A prime example, he says, is the heated reaction to revelations about John F. Kennedy’s marital infidelities. The author dwells at length on these liaisons but does not judge them critically in “Harlot’s Ghost.”

“I’m no better than Jack Kennedy and never have been,” he says. “And I think there’s a certain envy in people’s relations to him. People say, well, how dare he have all those mistresses, isn’t it enough that he was President?

“But I feel that . . . he probably felt that one was no good without the other. That if he was going to function well as President, he’d have to have a certain sense of intrigue in his life as well.”

It must have been hell on Kennedy’s wife, Mailer admits, but Kennedy was not the only world leader to have mistresses. And while he’s on the subject of women, the author suggests that his legendary feud with feminists has been tempered. In fact, he says he’s actually learned something from the women’s movement.

That may be hard to believe for those who recall Mailer’s nasty debate with feminist leaders in 1971 at New York’s Town Hall. As boos filled the room, Mailer defended a line he wrote in “The Prisoner of Sex” that has come to haunt him: “The prime responsibility of a woman is to be on Earth long enough to find the best mate for herself and conceive children who will improve the species.”

His novels are still filled with male-bonding fantasies and lascivious odes to the female form. But time marches on. In “Harlot’s Ghost,” Mailer depicts a brilliant woman, Kittredge Gardiner, whose promising CIA career is throttled by jealous, patronizing men. He credits the women’s movement for his evolution as a man and as a writer.

Advertisement

“I had to go through the experience of seeing, of being forced by the women to look at things from a woman’s point of view . . . so in that sense, yes, I think the women’s movement had an effect on my thinking.”

Unfortunately, Mailer says, the women have not met him halfway. “They still think there’s just one gender that’s human, not two. I’d like to find a feminist who really liked men.”

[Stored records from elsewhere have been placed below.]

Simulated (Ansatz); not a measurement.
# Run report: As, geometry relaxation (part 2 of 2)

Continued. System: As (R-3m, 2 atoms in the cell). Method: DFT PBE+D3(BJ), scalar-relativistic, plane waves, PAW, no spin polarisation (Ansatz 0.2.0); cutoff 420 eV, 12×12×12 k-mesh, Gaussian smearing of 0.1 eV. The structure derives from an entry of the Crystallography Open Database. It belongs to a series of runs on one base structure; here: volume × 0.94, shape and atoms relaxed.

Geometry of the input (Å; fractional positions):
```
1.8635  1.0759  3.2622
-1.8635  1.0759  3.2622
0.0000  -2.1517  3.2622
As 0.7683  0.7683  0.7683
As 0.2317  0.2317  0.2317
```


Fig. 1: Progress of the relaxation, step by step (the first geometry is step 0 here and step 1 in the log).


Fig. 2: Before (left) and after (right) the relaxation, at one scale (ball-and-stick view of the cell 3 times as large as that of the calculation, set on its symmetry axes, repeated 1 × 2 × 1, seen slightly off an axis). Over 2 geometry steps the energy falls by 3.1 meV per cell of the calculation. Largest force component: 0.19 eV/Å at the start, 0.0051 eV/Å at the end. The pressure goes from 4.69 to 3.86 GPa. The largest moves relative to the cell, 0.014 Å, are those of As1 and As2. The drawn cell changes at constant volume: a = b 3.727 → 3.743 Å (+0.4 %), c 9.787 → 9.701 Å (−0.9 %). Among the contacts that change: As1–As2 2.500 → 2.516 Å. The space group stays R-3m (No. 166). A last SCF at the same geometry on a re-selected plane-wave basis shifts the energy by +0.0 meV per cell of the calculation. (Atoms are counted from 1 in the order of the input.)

He smiles at the line, knowing that it’s likely to kindle a controversy somewhere. Asked how long he’ll keep writing, the author lapses into an uncharacteristic silence. Some critics wonder if a man pushing 70 can produce another epic novel in the time he has left. Or if he even has the will.

“Well, I’d like to be able to keep writing for as long as I live,” Mailer says, his eyes momentarily cloudy. “Whether I’ll be able to, I don’t know.”